Stephen Covey’s ride on the USS Santa Fe
With sadness we learn of the passing of Stephen Covey today, aged. 79.
Stephen had a tremendous impact not only on my life, but through me, on the lives of those I had the privilege to lead. It started indirectly, when, after a period of reflection and
tough going I discovered the 7 Habits of Highly Effective People. The overall approach of private victory then public victory, describing our growth as proceeding from dependence through independence to interdependence struck me as incredibly simple yet powerful. I applied what I learned to my life immediately.
Later, when assigned to command the USS Santa Fe, I applied his 7 Habits approach at the organizational level. I gave every officer and chief who reported a copy of his book. We would have seminars discussing the various habits and the application of those habits made Santa Fe a more effective submarine.
It turned out that Stephen was doing some work for the navy and learned about what we were doing on Santa Fe. He expressed an interest in riding the ship and the navy set it up. We were scheduled to conduct a one-day transit from the port of Lahaina on the neighboring island of Maui back to Pearl Harbor. This would be a perfect time for him to ride. It was also when we had set up a family member cruise and were expecting about 80 family members to ride as well.
I was apprehensive about having both events at the same time. I thought the presence of the family members would present a distorted picture of how Santa Fe operated. Further, I wasn’t sure how I’d appropriately apportion my time between running Santa Fe, Stephen, and the family members.
It worked out perfectly! Stephen was working on a book for families and held a special talk just for the family members. His message was that they played a critically important role in the success of the ship and placed high value on family. It was a win-win.

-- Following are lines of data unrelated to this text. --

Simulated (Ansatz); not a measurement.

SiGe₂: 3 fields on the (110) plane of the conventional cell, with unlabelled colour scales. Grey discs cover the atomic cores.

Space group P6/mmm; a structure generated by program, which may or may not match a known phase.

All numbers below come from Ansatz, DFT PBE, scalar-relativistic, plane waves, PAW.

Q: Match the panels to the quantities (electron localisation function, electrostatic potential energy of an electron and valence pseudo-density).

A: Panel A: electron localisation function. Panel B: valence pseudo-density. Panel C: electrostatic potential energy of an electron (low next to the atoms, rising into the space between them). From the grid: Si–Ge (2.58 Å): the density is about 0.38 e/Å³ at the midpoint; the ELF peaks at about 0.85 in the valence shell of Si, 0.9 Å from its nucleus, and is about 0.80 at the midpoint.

Stephen spent the entire day onboard, talking with crew members, looking through the periscope and driving the ship. He was tremendously interested in the people, and how they worked together. Everyone he talked to felt better about themselves afterward, especially me.
He remained interested in how Santa Fe did and was happy to hear of the subsequent successes the ship had, including the selection of 9 of the officers for submarine command. I was honored that he included USS Santa Fe in his book, The Eight Habit, and agreed to write the foreword to Turn the Ship Around!
Stephen, thank you for your influence, clear thinking, and enthusiasm for life. We will miss you.